The Strengths and Weakness of Fedora/RHEL OS management

Shane Stixrud shane at geeklords.org
Mon Mar 27 21:43:38 UTC 2006


On Mon, 27 Mar 2006, sean wrote:

>> This is not a gui issue, nor is it just an "end user issue".  This
>> attitude of "anyone hand editing config files better know what's going on
>> anyways" becomes largely invalid when a standard methodology exists.
>
> I actually don't buy that.   You don't change anything when you go
> to a standard config file format.   Anyone editing at the file/gconf/
> registry level had better know what the heck they're doing.

I do not see it this cut and dry.  There is no line between those people 
who "know what they are doing" and those who do not.

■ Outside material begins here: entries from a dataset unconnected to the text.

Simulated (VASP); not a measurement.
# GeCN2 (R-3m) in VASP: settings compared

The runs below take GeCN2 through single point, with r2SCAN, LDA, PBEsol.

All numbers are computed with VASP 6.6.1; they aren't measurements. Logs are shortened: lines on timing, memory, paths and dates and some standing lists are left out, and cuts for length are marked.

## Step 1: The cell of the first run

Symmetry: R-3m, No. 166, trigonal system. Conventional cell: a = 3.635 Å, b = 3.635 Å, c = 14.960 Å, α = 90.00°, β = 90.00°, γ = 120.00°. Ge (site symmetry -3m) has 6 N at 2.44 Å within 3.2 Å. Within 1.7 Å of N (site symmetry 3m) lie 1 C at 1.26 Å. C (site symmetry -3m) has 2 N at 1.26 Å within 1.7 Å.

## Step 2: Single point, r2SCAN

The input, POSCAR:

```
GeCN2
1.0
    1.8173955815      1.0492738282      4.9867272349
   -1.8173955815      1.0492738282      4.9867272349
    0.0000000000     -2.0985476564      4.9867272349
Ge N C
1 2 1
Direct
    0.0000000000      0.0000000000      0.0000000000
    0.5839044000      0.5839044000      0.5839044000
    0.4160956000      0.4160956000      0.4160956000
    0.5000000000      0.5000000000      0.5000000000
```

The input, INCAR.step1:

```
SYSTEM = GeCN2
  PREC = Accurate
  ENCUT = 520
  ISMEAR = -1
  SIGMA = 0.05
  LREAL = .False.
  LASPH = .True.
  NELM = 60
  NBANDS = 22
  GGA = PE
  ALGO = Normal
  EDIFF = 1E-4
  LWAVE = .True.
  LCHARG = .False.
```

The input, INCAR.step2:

> Everyone else wants a nice GUI that is logically consistent with
> the problem space they're interested in and provides wizards etc
> to explain the configuration process.

I am not saying wizards and interfaces that present multiple change values 
via am interrogated interface is not valuable.  I am saying their value is 
greatly amplified by the needless complexities at the lower layers.  I am 
also saying providing these wizards and interfaces are much more difficult 
to build pragmatically due to these same complexities.

>> Projects already exist http://www.libelektra.org/Main_Page for example.
>> The problem is not that code doesn't exist, the problem is one of getting
>
> But gconf and gconf-2 and others existed before the package you cite.
> Perhaps this one is the end all and be all of config backends.  Dunno.

A package designed to take into account other systems can help with the 
transition, Elektra appears to do this for gconf and I think kde's backend 
is in the works.  I am not saying Elektra is or isn't the solution, only 
that a solution like it is desirable.